In January number, page 20, I noticed an article on black walnut. On its scarcity, value and its quick growth I just wished to speak, and of one in our neighborhood, this county. Two miles distant lives an old widow lady, eighty-seven years of age; there is a black walnut tree growing in her yard. She told me two months ago that she planted it in 1814, sixty-seven years ago. It measured around the trunk one foot from the ground, fifteen feet in circumference. At four feet from ground it was ten feet in circumference. The tree forks about ten feet from the ground, the body being nearly evenly divided. Each of these limbs separate again about nine feet higher. The tree has many large branches further up. It is about sixty feet in height. Of late years a good many limbs have been broken off by storms, ice and fruit. The old lady says that it was about two feet high when planted and had been bearing fruit about fifty-six or fifty-seven years, and she thinks the tree has made over five hundred bushels of walnuts. She told me that it frequently made ten to fifteen bushels in a year, and that she sold eight bushels of last year's crop, getting one dollar per bushel; some years more and some less.

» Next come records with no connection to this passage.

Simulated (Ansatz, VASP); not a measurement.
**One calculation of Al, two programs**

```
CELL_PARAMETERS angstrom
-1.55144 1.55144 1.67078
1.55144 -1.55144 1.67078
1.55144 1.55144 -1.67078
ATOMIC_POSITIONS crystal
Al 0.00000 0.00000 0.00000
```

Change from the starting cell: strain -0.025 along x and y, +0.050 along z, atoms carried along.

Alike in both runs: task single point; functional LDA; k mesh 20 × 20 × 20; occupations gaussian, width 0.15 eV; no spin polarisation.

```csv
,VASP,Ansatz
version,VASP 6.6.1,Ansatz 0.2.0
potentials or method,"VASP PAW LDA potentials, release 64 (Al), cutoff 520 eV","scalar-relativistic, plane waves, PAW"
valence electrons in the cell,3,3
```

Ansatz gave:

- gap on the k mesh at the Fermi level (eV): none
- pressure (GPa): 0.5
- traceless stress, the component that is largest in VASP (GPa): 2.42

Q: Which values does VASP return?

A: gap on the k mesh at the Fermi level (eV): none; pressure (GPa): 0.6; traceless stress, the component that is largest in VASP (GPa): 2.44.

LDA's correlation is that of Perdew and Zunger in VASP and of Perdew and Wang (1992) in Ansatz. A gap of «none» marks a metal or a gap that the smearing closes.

No other trees near this one in the yard; soil, red sand clay; subsoil, rather poor; the ground always clean under the tree. Do not know anything about the sugar-making qualities of the walnut, but would say I did not think there was any sweetness about its bark. I remember digging the roots of black walnut for my mother to dye wool for making winter clothing; it was very customary when I was a boy. The bark of the roots dyes a very nice brown. Walnut is getting scarce in this neighborhood; such as is fit for furniture.